Geometrically Principled Connections in Graph Neural Networks
- URL: http://arxiv.org/abs/2004.02658v1
- Date: Mon, 6 Apr 2020 13:25:46 GMT
- Title: Geometrically Principled Connections in Graph Neural Networks
- Authors: Shunwang Gong, Mehdi Bahri, Michael M. Bronstein, Stefanos Zafeiriou
- Abstract summary: We argue geometry should remain the primary driving force behind innovation in the emerging field of geometric deep learning.
We relate graph neural networks to widely successful computer graphics and data approximation models: radial basis functions (RBFs)
We introduce affine skip connections, a novel building block formed by combining a fully connected layer with any graph convolution operator.

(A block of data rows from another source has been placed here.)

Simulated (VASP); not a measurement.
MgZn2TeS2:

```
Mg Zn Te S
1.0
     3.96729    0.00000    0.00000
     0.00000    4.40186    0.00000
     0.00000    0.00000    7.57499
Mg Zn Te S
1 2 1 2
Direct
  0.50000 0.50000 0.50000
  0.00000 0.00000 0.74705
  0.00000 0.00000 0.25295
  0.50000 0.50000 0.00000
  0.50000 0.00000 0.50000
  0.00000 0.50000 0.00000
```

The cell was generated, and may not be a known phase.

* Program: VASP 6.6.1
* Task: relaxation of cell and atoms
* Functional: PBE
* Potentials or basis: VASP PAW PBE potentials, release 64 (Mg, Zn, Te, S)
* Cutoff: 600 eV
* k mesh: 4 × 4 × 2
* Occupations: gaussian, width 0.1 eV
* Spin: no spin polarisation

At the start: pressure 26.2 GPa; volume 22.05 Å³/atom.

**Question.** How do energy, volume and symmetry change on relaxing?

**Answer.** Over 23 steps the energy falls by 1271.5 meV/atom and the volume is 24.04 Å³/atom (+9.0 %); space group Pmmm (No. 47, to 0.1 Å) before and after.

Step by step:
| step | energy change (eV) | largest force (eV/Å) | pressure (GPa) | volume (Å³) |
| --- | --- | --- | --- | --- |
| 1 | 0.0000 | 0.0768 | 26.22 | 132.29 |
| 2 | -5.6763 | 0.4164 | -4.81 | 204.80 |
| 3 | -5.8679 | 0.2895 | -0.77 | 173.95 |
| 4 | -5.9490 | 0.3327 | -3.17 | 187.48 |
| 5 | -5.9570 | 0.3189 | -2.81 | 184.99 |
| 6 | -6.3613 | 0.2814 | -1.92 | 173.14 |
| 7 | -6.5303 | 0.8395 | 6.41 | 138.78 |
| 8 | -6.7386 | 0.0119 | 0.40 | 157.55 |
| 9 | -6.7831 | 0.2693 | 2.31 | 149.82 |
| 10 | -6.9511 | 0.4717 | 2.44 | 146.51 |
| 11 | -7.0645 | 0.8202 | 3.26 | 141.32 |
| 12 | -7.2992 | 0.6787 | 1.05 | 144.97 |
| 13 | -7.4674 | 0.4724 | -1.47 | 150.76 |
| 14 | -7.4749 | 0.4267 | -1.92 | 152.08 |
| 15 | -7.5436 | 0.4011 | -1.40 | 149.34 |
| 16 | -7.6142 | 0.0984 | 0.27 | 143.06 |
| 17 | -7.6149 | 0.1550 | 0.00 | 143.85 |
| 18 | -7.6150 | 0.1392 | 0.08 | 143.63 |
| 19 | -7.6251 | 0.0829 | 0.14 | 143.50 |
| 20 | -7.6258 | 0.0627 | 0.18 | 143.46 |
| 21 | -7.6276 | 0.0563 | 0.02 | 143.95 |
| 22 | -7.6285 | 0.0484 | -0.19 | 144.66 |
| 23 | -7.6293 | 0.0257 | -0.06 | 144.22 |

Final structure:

- Score: 66.51286736506658
- License: http://arxiv.org/licenses/nonexclusive-distrib/1.0/
- Abstract: Graph convolution operators bring the advantages of deep learning to a
variety of graph and mesh processing tasks previously deemed out of reach. With
their continued success comes the desire to design more powerful architectures,
often by adapting existing deep learning techniques to non-Euclidean data. In
this paper, we argue geometry should remain the primary driving force behind
innovation in the emerging field of geometric deep learning. We relate graph
neural networks to widely successful computer graphics and data approximation
models: radial basis functions (RBFs). We conjecture that, like RBFs, graph
convolution layers would benefit from the addition of simple functions to the
powerful convolution kernels. We introduce affine skip connections, a novel
building block formed by combining a fully connected layer with any graph
convolution operator. We experimentally demonstrate the effectiveness of our
technique and show the improved performance is the consequence of more than the
increased number of parameters. Operators equipped with the affine skip
connection markedly outperform their base performance on every task we
evaluated, i.e., shape reconstruction, dense shape correspondence, and graph
classification. We hope our simple and effective approach will serve as a solid
baseline and help ease future research in graph neural networks.